Artist: Hank Mobley
Genre: Hard Bop
Released in 1960, Soul Station is the crown jewel of tenor saxophonist Hank Mobley’s underrated discography. Possessing a warm, relaxed and laidback tone, Mobley wasn’t perceived as innovative as contemporaries like John Coltrane or Sonny Rollins, nor did he receive the high acclaim. Nevertheless, it’d be foolish to ignore his place in jazz history.
Having scraped shoulders with legends such as Dizzy Gillespie, Max Roach and Art Blakey throughout the majority of the 1950s, Mobley found himself at the forefront of the original hard bop movement. However, heroin addiction and having to live in the shadows of more famous modernist musicians led to Mobley being a hard-to-market commodity for his many record labels.
Soul Station (featuring Art Blakey, Wynton Kelly and Paul Chambers) was a bit of a breakthrough. Not often is hard bop music equated with easy listening, but that is exactly what Mobley’s well-rounded melodies convey. “This I Dig of You” and “Dig Dis” — two Mobley originals — are perfect examples of his carefree style.

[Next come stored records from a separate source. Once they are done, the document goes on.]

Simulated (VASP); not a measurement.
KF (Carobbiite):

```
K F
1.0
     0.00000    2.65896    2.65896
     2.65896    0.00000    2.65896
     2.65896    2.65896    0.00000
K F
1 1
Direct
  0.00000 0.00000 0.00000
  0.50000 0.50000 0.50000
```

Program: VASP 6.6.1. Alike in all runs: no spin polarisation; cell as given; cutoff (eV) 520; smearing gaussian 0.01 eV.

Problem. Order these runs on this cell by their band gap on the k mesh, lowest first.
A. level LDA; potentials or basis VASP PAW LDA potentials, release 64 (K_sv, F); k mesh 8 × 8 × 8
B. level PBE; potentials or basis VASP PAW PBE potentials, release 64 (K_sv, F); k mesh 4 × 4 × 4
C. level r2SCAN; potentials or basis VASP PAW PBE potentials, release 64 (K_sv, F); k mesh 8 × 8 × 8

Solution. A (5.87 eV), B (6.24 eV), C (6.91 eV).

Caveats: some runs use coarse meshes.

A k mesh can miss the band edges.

Despite maintaining a high level of musicianship throughout his career, Hank Mobley unfortunately never reached these peaks again. Soul Station is his finest recording, and listeners looking to explore his output further would do well to check out Workout, Another Workout and Straight No Filter, along with the rest of his albums from the late-‘50s and early-‘60s.